"Hi, everybody, this is Ken Levine along with Jon Miller. Welcome to Orioles baseball in RFK Stadium in the nation's capital."
It was two days and counting until Opening Day and Ken Levine knew precisely, to the decimal point, how he would feel making his major league regular season announcing debut.
"Am I nervous about Opening Day? I'd say, I'm probably about 32 percent nervous and 68 percent excited."
Prepped for the season by a number of exhibition game broadcasts from Florida, the Orioles' new radio announcer was happy to be getting closer to the real thing as he and partner Jon Miller worked games Saturday and Sunday from RFK Stadium.
However, he was not too happy, he didn't mind saying, about the facilities at RFK.
"This is the worst possible broadcast booth I've ever been in," he complained Saturday afternoon, looking around at the cramped space, partitioned to do double duty with announcers for the opposition -- the Boston Red Sox -- clearly audible on the other side of a makeshift wall. "There's no room here. Even Florida had better broadcast facilities than this.

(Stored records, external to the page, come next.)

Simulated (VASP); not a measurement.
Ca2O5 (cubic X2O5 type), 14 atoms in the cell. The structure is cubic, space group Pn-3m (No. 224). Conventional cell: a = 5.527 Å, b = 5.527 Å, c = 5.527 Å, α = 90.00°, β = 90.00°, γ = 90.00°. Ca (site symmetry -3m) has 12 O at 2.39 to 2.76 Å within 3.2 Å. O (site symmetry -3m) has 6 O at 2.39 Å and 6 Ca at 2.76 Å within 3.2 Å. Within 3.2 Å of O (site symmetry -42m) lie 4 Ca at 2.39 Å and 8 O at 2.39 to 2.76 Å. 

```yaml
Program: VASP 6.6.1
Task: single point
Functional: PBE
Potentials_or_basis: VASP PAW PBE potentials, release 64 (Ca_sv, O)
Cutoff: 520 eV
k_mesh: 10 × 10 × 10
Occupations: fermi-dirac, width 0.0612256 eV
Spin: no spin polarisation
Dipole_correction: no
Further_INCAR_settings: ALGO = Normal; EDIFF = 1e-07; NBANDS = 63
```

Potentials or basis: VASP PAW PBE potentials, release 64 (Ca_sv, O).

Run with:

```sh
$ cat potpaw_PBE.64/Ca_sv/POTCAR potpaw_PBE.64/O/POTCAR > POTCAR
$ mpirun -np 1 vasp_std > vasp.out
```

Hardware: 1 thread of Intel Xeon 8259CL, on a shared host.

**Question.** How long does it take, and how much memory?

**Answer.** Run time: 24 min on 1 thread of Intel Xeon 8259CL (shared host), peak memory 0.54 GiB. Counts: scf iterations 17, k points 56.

"The Orioles now take the field -- and for the first time this year they're cheered as a home team. And that is refreshing."
Temporary physical discomforts aside, Ken Levine, 41, really couldn't be happier to turn over this new page in his life. He'll be the anchor of the WBAL-AM broadcast team, announcing three innings of the games he does with Jon Miller, four innings when Chuck Thompson substitutes for Mr. Miller, who will divide his duties between radio and TV this year.
After three seasons in the minor leagues -- a year with Syracuse, two with Tidewater -- Mr. Levine is living out a boyhood dream. But it was a circuitous route that brought him to this cramped booth.
One of a rare breed, a Los Angeles native -- "Yes, my mother was from L. A. I tell people we came there with Zorro" -- Mr. Levine grew up a Dodgers fan. "I wanted to be a baseball announcer from the time I was 8 years old and first heard Vin Scully," he recalls.
He majored in psychology at UCLA because he couldn't get into the theater arts program, graduated in 1972 and spent two years working as a disc jockey. "I bounced around," he said, describing those years when jobs took him to San Francisco, San Diego, Bakersfield. (One irony worth noting: For his first job at San Bernadino station KMEN, he replaced a deejay named Joe Angel, the same Joe Angel he's now replacing as Orioles announcer.)
"The shadows are beginning to creep up the first base line 1/2 toward the pitcher's mound. . . . It's very difficult for the batter to see the spin of the ball. When the ball comes up to the plate it kind of looks like the Chinese yin/yang symbol."
Don't be surprised to hear more than your standard sports metaphors from Ken Levine. Because despite a lifelong interest in baseball, he's spent most of his career away from the sports world.
In 1974, tired of the peripatetic lifestyle of a radio deejay, he became a writer. Success came quickly. He and a partner, David Isaacs, sold a script to "The Jeffersons" in 1975. The $2,000 they split doesn't look like much now, but they were on a roll. They freelanced for other TV sitcoms, got a script accepted by "M*A*S*H" and, Mr. Levine said, "we were off to the races."
He ended up as a story editor and then, at age 28, was head writer on "M*A*S*H." After that, he struck a development deal with Lorimar, did some pilots and one-act plays, became a producer and writer for "Cheers."
Life was good. There were Emmys, there were Writers Guild awards. He had financial success, peer recognition, personal satisfaction. He married in 1979 and has two children, Matthew, 8 (who sat at his father's side during Saturday's broadcast), and Diana, 4.
But there was that old boyhood dream that still tickled the back of his mind.
"Here comes Smokin' Joe O, Joe Orsulak . . . takes outside for a ball . . . a rip and a miss at a sinker."
"It was time for me," Ken Levine decided in 1986, "to pursue this hobby that I'd dreamed about since I was 8. I went into Dodger Stadium with a tape recorder and started 'broadcasting' from the stands."
The demo tapes he made got him started in minor league broadcasting; working the 1988 season for the Syracuse Chiefs convinced him that this was no passing fancy. "Even after 146 games I loved it every day," he said. "That's when I knew I was really hooked."
Financially, "it was the difference between what Wayne Newton makes and what a police dog makes," but he continued writing, working on scripts in hotels and airplanes, keeping in touch with his partner via modem and fax.
Three years later he felt ready for the big leagues and the big leagues were ready for him.